Olive Belge 1/20/2009-1/24/2022
Monday I said goodbye to my very best friend. Olive was born on Barack Obama’s first inauguration day. At that time, we were filled with so much hope for a more peaceful and just world. I wanted her name to reflect that. I chose Olive—a symbol of peace, the olive branch.
It was a great gesture, but Olive wasn’t the easiest or most peaceful dog. She didn’t like small children or most other dogs. I spent a lot of my life ensuring that everyone stayed safe. Little children always wanted to run up to the cute “husky dog!” and if I had a dollar for every time someone yelled out “He’s friendly!” as their dog came bouncing up to my snarly girl, I could have invested it in all the extra reactive dog training we went through.
Once she got to know you though, she was very sweet. She loved her people. She didn’t like to be left alone. When I went to work, she would go upstairs and howl and howl out the window. I’d leave her in the van to go take a shower and come back to her on the passenger seat, howling away. She’d get upset and get into the garbage. If you left a loaf of bread or stick of butter on the counter, she would have that prize in her jaws the minute you walked out the door. She loved cookies and squeaky toys and could empty a kong in ten seconds flat.
She was my adventure companion. She loved to dig in the sand and wade in the water, but I don’t think she ever swam. We hiked and traveled near and far. I always felt safe, because she did not let anyone mess with me. I went places and did things I never would have done because of her. She led me to so much beauty.
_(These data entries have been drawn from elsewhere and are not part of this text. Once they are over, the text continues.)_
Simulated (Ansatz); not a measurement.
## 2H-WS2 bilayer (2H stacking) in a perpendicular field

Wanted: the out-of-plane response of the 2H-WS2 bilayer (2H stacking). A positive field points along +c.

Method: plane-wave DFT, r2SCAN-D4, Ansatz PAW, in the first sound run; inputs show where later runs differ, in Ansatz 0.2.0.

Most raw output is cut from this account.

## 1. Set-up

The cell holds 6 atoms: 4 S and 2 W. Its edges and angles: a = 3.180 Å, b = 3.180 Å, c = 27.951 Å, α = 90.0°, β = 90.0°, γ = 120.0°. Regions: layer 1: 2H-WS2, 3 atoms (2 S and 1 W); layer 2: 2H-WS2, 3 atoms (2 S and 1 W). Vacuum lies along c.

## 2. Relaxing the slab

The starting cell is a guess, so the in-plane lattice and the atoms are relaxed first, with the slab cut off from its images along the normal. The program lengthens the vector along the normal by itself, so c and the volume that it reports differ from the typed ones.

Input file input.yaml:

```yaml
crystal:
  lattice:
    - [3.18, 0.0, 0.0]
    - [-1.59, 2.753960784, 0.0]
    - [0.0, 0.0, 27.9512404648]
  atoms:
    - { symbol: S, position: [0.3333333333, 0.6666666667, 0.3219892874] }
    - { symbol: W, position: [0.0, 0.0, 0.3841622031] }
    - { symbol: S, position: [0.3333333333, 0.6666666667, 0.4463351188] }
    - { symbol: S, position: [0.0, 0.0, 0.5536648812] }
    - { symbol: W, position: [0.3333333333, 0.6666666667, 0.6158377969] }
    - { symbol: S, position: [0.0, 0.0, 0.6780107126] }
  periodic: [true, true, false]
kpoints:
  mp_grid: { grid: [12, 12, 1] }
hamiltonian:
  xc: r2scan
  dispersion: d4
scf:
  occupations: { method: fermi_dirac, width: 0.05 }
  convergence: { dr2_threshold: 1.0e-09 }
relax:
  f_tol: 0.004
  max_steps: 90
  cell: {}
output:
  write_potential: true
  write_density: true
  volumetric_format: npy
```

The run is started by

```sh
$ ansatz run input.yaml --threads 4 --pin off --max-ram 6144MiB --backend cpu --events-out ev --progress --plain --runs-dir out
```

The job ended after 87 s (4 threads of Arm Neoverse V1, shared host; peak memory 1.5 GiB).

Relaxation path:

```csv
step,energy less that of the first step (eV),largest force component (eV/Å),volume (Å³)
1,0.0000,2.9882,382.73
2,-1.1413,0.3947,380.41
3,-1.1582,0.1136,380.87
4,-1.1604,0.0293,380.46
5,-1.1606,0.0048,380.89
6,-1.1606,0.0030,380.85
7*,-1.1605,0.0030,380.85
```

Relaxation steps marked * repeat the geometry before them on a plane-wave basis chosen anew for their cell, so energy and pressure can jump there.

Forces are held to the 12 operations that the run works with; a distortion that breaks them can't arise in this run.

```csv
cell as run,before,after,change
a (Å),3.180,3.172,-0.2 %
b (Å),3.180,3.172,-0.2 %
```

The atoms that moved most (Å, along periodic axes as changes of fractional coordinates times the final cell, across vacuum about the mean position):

I totally set up my life around Olive. She was my companion. She got me through my divorce, the death of both my parents, career ups and downs and who knows how many little heart breaks. She was kind of a serious dog, but when she let loose and ran around with glee, my heart would just open wide up. Last night in a meditation, she came to me, gave me a play bow and tore around in the sand at a beach we liked to go to. I smiled so wide. I could see she was free again.
When I had my bad car accident a few years ago and I couldn’t do much, we would just go find peaceful rivers to sit next to and stay there for hours. The past few days were like that. I sat with her in the backyard in the sun and watched her and the birds in my feeders. It was so peaceful to just be. She taught me that.
She was ready to go. When the vet came to help her pass, Olive greeted her, then laid down on her blanket so she could help her cross over. I am heartbroken. But heartbreak is the price we pay for a love so deep. Run on, baby girl. My love for you will never end.